The rest of the day was chill. I had another Mercado Central lunch, this time a soup with sangre and cuero – that’s blood and leather, or cowskin, in this case. Can’t say they were my favorite flavors. I played some rainy, grassy soccer in the park with Brian, a long-haired hostel volunteer who always strikes up interesting philosophical or political conversations with me.
After dinner, I sat on the rooftop garden terrace contemplating my options. I could catch a bus to Baños for some cycling, rafting, and waterfalls. I could join a travel agency’s four-day trek around Quilotoa Crater. I could catch a bus to Puerto Lopez on the coast and visit my ultimate-playing friend from Seattle.
That’s when I met a friendly Swiss man who glasses, floppy brown hair, and a goofy grin. His name was Matthias, and he was planning to leave on a five-hour bus for Tena the next morning with his girlfriend, Rebecca. Matthias explained about his geography master’s project in the sleepy Amazonian town of Tena, the German-run hostel he would stay at, and the college-aged rainforest volunteers who would be there. Normally I would be shy about asking to join him and Rebecca on their trip, but I remembered I had been delighted when Daan confidently joined my travel plans in Mindo.

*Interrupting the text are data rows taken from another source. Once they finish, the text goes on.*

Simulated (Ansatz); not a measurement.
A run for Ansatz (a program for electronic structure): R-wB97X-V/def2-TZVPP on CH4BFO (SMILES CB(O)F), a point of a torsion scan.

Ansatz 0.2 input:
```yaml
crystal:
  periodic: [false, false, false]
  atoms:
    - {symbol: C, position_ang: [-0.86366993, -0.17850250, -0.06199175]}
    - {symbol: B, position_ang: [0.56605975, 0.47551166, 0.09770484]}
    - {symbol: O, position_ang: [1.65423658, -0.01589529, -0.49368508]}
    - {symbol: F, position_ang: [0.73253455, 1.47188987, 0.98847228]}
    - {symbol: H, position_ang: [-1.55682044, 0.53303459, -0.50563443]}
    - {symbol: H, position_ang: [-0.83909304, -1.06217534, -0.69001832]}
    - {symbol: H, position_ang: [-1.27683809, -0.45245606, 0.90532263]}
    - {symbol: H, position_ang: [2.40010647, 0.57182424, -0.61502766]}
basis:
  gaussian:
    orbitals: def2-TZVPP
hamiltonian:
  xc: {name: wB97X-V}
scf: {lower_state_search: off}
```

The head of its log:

“Of course you can tag along,” Matthias told me. “We’ll share a cab to the bus terminal tomorrow morning. Breakfast at 7:30?” I ran downstairs to pack my things once again, thrilled at this spontaneous opportunity to spend time in my favorite biome in the world, the Amazon.
Saturday, February 22
Tena, here I come! I met Matthias’s girlfriend, Rebecca, at breakfast. With their nerdy passions, free-flowing itinerary, and Swiss-German humor, these two beautiful people formed an inspirational couple.
The bus ride was a magnificent journey from Quito’s high-altitude valley, up and over the eastern cordillera covered in the golden grasses of the Paramo, and down the slopes of the Andes through cloud forest, until we finally arrived in the Amazonian town of Tena. The climate, geography, and flora here are markedly different from Yasuni National Park, where I spent time earlier. Although Tena technically lies within the Amazon, it still has some altitude. The rivers are fast-flowing and rocky, not the lazy, muddy behemoths of the interior. The heat was less stifling, and the mosquitos are supposedly free from malaria.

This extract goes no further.